Thursday, April 10, 2003

False Dawn

So this is what victory feels like. Than why don't I feel like celebrating? I've been avoiding most of the Baghdad coverage over the last 24 hours so I've missed the nyah-nyahing of the pro-war crowd. I have a hard time mustering indignation at an adversary whose responses are so tediously predictable so I won't bother. But I do want to comment on the false sense of jubilation being broadcast over the airwaves. Even Jon Stewart wasn't able to not do a mini victory lap around the studio. For all the jubilation on TV, I don't see very much of it around the city. No public celebrations, no underlying sense of relief. If anything, things feel even more tense than last week. There's an anxiety that comes waiting and wondering; What comes next?

Well apparently it's time to cash in.

Follow the money.

Former Secretary of State George Shultz is on the board of directors of the Bechtel Group, the largest contractor in the U.S. and one of the finalists in the competition to land a fat contract to help in the rebuilding of Iraq.

He is also the chairman of the advisory board of the Committee for the Liberation of Iraq, a fiercely pro-war group with close ties to the White House. The committee, formed last year, made it clear from the beginning that it sought more than the ouster of Saddam's regime. It was committed, among other things, "to work beyond the liberation of Iraq to the reconstruction of its economy."

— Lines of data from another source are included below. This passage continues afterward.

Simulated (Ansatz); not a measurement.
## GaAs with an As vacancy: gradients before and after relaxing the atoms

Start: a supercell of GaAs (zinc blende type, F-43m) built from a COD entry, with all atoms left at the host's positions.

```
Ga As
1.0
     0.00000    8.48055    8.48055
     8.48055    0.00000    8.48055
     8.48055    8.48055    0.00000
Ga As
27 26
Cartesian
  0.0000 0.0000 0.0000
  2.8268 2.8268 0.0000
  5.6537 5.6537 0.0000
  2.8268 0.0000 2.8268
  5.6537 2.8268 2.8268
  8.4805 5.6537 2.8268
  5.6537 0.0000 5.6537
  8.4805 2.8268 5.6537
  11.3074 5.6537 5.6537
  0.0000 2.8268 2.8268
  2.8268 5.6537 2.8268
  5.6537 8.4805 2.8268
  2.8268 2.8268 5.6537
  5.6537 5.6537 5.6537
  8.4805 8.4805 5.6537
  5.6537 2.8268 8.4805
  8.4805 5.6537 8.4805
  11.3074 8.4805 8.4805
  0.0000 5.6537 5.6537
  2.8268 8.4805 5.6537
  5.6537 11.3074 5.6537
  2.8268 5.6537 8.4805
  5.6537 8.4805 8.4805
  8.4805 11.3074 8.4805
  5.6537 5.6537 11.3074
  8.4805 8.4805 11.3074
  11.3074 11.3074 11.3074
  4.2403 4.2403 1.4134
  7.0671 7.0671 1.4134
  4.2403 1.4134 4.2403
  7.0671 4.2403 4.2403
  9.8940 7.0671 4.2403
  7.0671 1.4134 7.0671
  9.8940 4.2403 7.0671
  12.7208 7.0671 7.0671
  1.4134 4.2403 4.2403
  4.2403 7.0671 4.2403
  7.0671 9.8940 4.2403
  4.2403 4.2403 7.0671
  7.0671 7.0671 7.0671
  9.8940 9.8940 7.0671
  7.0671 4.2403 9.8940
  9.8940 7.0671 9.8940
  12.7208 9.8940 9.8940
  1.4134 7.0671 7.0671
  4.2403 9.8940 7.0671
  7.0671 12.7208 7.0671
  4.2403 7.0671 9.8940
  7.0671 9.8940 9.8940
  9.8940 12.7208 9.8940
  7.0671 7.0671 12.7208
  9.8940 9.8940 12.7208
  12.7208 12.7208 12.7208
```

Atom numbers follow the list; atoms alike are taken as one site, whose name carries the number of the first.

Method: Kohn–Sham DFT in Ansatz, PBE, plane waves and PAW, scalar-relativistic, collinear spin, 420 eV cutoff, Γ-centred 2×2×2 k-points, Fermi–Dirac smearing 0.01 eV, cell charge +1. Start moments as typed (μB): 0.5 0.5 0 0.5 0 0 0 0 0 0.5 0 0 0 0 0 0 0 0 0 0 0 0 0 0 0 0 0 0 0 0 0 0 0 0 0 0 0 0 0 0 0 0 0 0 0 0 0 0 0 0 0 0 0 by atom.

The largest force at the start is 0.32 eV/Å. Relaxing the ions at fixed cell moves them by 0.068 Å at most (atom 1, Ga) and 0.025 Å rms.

War is a tragedy for some and a boon for others. I asked Mr. Shultz if the fact that he was an advocate of the war while sitting on the board of a company that would benefit from it left him concerned about the appearance of a
conflict of interest.

"I don't know that Bechtel would particularly benefit from it," he said. "But if there's work that's needed to be done, Bechtel is the type of company that could do it. But nobody looks at it as something you benefit from."

Jack Sheehan, a retired Marine Corps general, is a senior vice president at Bechtel. He's also a member of the
Defense Policy Board, a government-appointed group that advises the Pentagon on major defense issues. Its members
are selected by the under secretary of defense for policy, currently Douglas Feith, and approved by the secretary of defense, Donald Rumsfeld.

I've heard it said that war that death is the only constant. Interesting how money keeps coming up as well. The protesters that wave the "No War for Oil" have it wrong, but only because they've barely scratched the surface.

This isn't news to anyone. What's frightening is that they are getting away with it. Is it merely the media-saturation has us all too glutted with information that we can't pay attention? Or is it a deeper problem? We have such a huge tradition of worshipping the wealthy that I do have to wonder what the reaction would be if this story were spread across the front page and not buried in the editorial section.